Design Zoom — System Design Interview Guide
Design Zoom is a system-design interview that asks you to build a video-conferencing platform: hundreds of millions of users join real-time meetings, audio and video streams flow between participants with sub-300ms latency, and the system scales to meetings of thousands. The hard part is the media routing topology and the bandwidth math.
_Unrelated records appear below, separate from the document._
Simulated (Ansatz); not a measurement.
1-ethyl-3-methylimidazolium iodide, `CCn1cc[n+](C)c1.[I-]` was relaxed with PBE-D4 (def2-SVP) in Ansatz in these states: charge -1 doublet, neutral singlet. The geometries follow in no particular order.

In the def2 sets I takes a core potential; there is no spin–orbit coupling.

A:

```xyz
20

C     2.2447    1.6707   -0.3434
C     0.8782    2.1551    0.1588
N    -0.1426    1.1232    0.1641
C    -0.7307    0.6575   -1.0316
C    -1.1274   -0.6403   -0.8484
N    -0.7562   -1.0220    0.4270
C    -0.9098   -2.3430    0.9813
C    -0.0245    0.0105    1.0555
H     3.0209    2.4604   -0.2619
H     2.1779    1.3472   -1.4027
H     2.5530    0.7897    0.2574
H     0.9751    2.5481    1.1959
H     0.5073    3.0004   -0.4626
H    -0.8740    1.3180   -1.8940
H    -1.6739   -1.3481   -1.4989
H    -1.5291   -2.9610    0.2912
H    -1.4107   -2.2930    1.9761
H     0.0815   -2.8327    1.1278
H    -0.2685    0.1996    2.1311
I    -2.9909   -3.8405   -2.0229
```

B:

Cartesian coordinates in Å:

By Alex Chen, Founder, InterviewChamp.AI · Last verified
Reported in interviews at
- Zoom
- Microsoft
- Meta
- Cisco
Sourced from Glassdoor, Levels.fyi, and Blind interview reports.
Functional requirements
- Host or schedule a meeting with a meeting ID, optional password, and waiting room
- Join a meeting via meeting ID and stream audio/video/screen-share
- Real-time chat within the meeting
- Recording: cloud recording of audio, video, and chat for later playback
- Breakout rooms: dynamically partition a meeting into smaller sub-rooms
- Optional: live transcription and noise suppression
Non-functional requirements
- Scale: ~300M daily meeting participants, average meeting ~5 participants, max meeting ~10K participants in webinar mode
- Audio/video latency: <300ms p99 end-to-end mouth-to-ear
- Packet-loss tolerance: usable audio at 5% packet loss, usable video at 15%
- Availability: 99.99%; meetings cannot drop mid-session
- Bandwidth: adaptive bitrate from 50 kbps (audio-only fallback) to 3 Mbps (HD video)
Capacity estimation
Public 2024 scale anchors: Zoom handles ~300M daily meeting participants, peak concurrency in the tens of millions. Average meeting ~5 participants × 30 minutes; peak meetings can run to 10K participants in webinar mode.
Bandwidth math is the dominant constraint. Per-participant uplink at 720p video + audio is ~1.5 Mbps; downlink for receiving N other streams is ~1.5 Mbps × (N-1). In a naive full-mesh of 100 participants, each user uploads 99 streams × 1.5 Mbps = 150 Mbps. This is infeasible — no consumer connection sustains 150 Mbps uplink. The architecture must reduce per-participant bandwidth (see deep dive).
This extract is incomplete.